In the thirteenth century A.D. there was Rumi and Shams. In 2700 B.C. there was King Gilgamesh and Enkidu. The heroes, Rumi and Gilgamesh, were civilized masters of their domain, enjoying a small greatness in their time. Shams and Enkidu were untutored outsiders who burst in from the wild to become the heroes’ beloved companions. The same extraordinary spiritual upheaval created by the unlikely friendships launched both Rumi and Gilgamesh out of their time and into legend.
George Charbak’s play, The Epic of Gilgamesh with a long prologue, thankfully ignores the Enkidu-Shams comparison. In fact Enkidu’s god protector is simply referred to as the sun god, sidestepping the god’s real name Shamash, the root for the Arabic word Shams.
The play takes a few moments, however, to update the ancient epic with current events. There are references to the Iraq war—the city of Uruk where the epic begins is in Iraq. Also, in the early scenes, Gilgamesh displays George Bush’s demagoguery in his abuse of the word “terror.” But soon the story’s universality and timelessness overwhelms local concerns.

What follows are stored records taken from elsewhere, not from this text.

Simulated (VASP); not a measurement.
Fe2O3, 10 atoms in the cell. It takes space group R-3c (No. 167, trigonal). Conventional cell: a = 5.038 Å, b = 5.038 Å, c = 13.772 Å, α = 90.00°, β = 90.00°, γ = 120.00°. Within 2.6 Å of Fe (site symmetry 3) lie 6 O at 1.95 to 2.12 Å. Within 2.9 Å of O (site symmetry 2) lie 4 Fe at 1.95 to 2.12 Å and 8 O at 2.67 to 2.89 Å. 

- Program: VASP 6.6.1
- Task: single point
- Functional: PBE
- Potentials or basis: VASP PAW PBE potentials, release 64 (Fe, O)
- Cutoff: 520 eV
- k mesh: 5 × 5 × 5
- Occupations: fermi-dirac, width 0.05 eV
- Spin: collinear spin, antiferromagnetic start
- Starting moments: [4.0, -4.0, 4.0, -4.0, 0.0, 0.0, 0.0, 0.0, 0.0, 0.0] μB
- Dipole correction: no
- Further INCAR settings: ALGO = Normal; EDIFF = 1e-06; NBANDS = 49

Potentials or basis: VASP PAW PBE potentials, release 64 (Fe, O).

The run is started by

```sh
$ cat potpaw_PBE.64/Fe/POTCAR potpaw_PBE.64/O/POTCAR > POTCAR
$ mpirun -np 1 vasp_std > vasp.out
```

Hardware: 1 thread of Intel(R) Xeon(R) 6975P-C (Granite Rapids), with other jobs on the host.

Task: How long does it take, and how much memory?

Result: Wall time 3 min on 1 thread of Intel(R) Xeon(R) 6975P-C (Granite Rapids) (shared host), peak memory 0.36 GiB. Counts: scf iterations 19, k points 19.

The most dramatic scene in the play is commanded into being by Bella Warda (Ramazan-Nia) as the goddess Ishtar. Though there is no intermission in the one hundred minute dramatic marathon, Warda’s “hell hath no fury..” rebuke of Gilgamesh effectively splits the play into two acts: the hero’s triumphs before he spurned Ishtar’s sexual advance, and the sorrows he endures after that.
Ishtar’s frustration with Gilgamesh ultimately leads to Enkidu’s death. The loss of his beloved friend transforms the hero from Aristotle’s “speaking animal” to a conscious human being aware of time and mortality. Roham Shaikhani, who plays the handsome Gilgamesh, is all instinct and appetite in the first act. His eyes widen innocently at pleasure. His spry movements full of the confidence of youth. But in the second act Shaikhani’s sensuous bulk is harpooned and bleeding. Gilgamesh no longer adventures for glory, his quest is now for immortality.
Shaikhani and Warda admirably carry the weight of this difficult play. But director Charbak has too heavily burdened Hayedeh Doroudi-Ahi with the role of Enkidu. In the epic, Enkidu is a man-beast of Sasquatchian build, whose roar makes the beasts of the forest cower . Yet Doroudi-Ahi is a slight mezzo soprano with delicate and charming Persian vowels. Why Charbak has Jane playing Tarzan is a question the director must know his audience will explore.
The choice of a woman for the role of Gilgamesh’s male friend creates interesting complications. An absence is felt of a romance between Enkidu and Gilgamesh. If they are so intimate, why don’t they get together? A traditional casting would have brought out the hue of homosexuality sometimes implied in the Rumi-Shams relationship. Is this is what Charbak wished to avoid? Unlikely, because with Enkidu as a woman, her sex scene with a temple prostitute-- played by Samera Esmeir—has now become a lesbian love act.
Some clever comedy by Babak Mokhtari comes to the rescue. Mokhtari plays the messenger sent by Gilgamesh to offer the prostitute to Enkidu in order to tame him/her. In his role as pimp, Mokhtari is so excessively voyeuristic that the audience feels chastised in even thinking about gender affairs that are only the characters’ business. The comic reproach goes a long way; a couple of scenes explicitly call for nudity, yet no one on stage takes their clothes off, and the audience is too intimidated to complain.
Gilgamesh’s quest for immortality ultimately leads him to Utnapishtim, the literary predecessor to Old Testament’s Noah. Michael Green, who plays Utnapishtim, is one of the actors who appears as several characters throughout the play. His demeanor as a biblical patriarch does much to reinforce the sense of ancientness in the narration.
Ancientness brings me to the reason for this review. The Epic of Gilgamesh with a long prologue is an entertaining work that need not suffer analysis to be enjoyed. But when I came home from the show I read a recent article about a 6000 year old archeological site in Qom that has been bulldozed to make room for a construction project. The friend who forwarded me the article prefaced the email with, “There probably was once a Persian Gilgamesh standing on the steppes of this site raging against the gods.”
Here in Berkeley California, Gilgamesh is daily resurrected in a theatre on Ashby street. There in Qom Iran, our ancient rage against the gods is consciously buried along with all the other corpses in that city. Some places it is easier to find immortality.